Saartjie - this happened to my friend as well - they changed her name on her ID!! So she's kinda screwed as she tries to get them to rectify it...


----------



## rubelbgdsa0 (Jul 23, 2011)

*i also got mine*

i also got mine on 7th jan 2014 after 4years. 

i went to apply for my non-citizen id and they took my certificate and send it to pta for verification. my question is now why they need to verify it now if the pr certificate come from pta already and how long does it takes.


----------



## MissGlobal (Aug 4, 2012)

Rubel they told my husband the same thing. He literally was handed the certificate, so he wanted to apply for the ID - and they told him they needed to take and verify the certificate they just handed him!! Who knows!!!


----------



## tech001 (Jan 17, 2014)

Jujube said:


> tech001, can I ask you when you applied & when you received the SMS stating that your PR was ready?
> 
> Tx


applied mid 2012
did not get the sms, just went to the office to check and i was told its available for collection.


----------



## LegalMan (Dec 26, 2012)

*Applying for ID book*



MissGlobal said:


> Rubel they told my husband the same thing. He literally was handed the certificate, so he wanted to apply for the ID - and they told him they needed to take and verify the certificate they just handed him!! Who knows!!!


Yes, this is the correct procedure. For safety reasons they have to do this. It is definitely not a great system though and I'm sure they could work out a better one.


----------



## Jujube (Sep 12, 2011)

tech001 said:


> applied mid 2012
> did not get the sms, just went to the office to check and i was told its available for collection.


Wow, intereting - so you just went to the office you applied into? Had you before contacted the call centre to find out about the progress of your application?


----------



## Saartjie (Mar 1, 2010)

MissGlobal said:


> Saartjie - this happened to my friend as well - they changed her name on her ID!! So she's kinda screwed as she tries to get them to rectify it...

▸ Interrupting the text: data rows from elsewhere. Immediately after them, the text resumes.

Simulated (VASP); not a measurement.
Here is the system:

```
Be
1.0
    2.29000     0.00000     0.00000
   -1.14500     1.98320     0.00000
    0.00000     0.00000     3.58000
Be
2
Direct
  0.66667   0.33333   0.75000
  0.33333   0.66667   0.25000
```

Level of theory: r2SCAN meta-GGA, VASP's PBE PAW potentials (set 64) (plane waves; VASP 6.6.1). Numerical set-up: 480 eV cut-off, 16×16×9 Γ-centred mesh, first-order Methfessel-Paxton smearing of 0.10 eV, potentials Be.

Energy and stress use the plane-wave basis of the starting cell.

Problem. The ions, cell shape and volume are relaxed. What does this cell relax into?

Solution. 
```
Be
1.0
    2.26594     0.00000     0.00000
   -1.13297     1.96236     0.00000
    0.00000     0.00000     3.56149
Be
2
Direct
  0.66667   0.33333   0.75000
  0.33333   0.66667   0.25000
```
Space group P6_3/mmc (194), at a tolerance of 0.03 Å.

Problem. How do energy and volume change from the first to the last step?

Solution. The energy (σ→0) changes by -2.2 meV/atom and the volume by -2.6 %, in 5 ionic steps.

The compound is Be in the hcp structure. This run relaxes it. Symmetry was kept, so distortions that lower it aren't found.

Well nothing surprises me anymore. Still, I have to get it rectified so that I can apply for my ID and my drivers... If it wasnt for those then I would not have bothered. As I think I have mentioned previously, my daughter's BC still states that her mother (me)'s country of birth is South Africa. Never bothered to change it as its too much effort.


----------



## MissGlobal (Aug 4, 2012)

Haha my friend has been contemplating just taking on the new identity LOL


----------



## Saartjie (Mar 1, 2010)

MissGlobal said:


> Haha my friend has been contemplating just taking on the new identity LOL


Maybe I should take my daughter's BC and go to home affairs and ask for and ID book. They claim that I am South African so I am entitled to one, right


----------